I wondered what kind of person it takes to bear so much without complaining? It was indeed an honour to meet and know such a person.
Fr. Hasegawa and I spent three evenings together and I found out a lot about this humble man. When the day came for my departure, I did so with a heavy heart. But Fr. Hasegawa asked me one last favour: would it be possible for me to try and meet Fr. Pedro Arrupe, and carry the news to him of our meeting? Fr. Hasegawa told me the reason why he asked this favour. When the atomic bomb fell on Hiroshima on August 6, 1945, the first to arrive from Tokyo with aid for the victims was the Basque-born Jesuit priest Fr. Pedro Arrupe, because he was Spanish and therefore a neutral citizen. Fr. Arrupe had nursed the young Franciscus Tadashi Hasegawa with his limited resources, and had brought him and other victims comfort. All this was in spite of the objections of the U.S. authorities, which had made his job much more difficult.
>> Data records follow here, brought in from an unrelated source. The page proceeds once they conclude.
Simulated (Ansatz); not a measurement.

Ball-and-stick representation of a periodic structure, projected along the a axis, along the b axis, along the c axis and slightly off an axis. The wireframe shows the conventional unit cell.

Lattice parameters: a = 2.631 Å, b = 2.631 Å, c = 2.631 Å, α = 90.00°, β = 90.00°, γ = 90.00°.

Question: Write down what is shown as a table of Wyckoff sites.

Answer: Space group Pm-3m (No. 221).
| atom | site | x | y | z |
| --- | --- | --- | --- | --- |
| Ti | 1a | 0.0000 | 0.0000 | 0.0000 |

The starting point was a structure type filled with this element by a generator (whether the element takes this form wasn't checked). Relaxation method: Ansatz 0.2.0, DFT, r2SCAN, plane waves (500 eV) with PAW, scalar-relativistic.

I got to thinking of how I could honour him by doing something uniquely different to keep his memory alive. Fr. Hasegawa died of his radiation burns in 1984. Thus, I created a pyrographic painting of a Japanese Jesus Christ surrounded by the word PEACE in every known language, including Aramaic, Hebrew, Arabic, Tibetan and Amharic to honour his memory.
Time may pass on, but memories live forever. Thomas Paine’s words — “My country is the world” and “My religion is to do good!” — really do have a meaning. Perhaps that is how I have always seen it.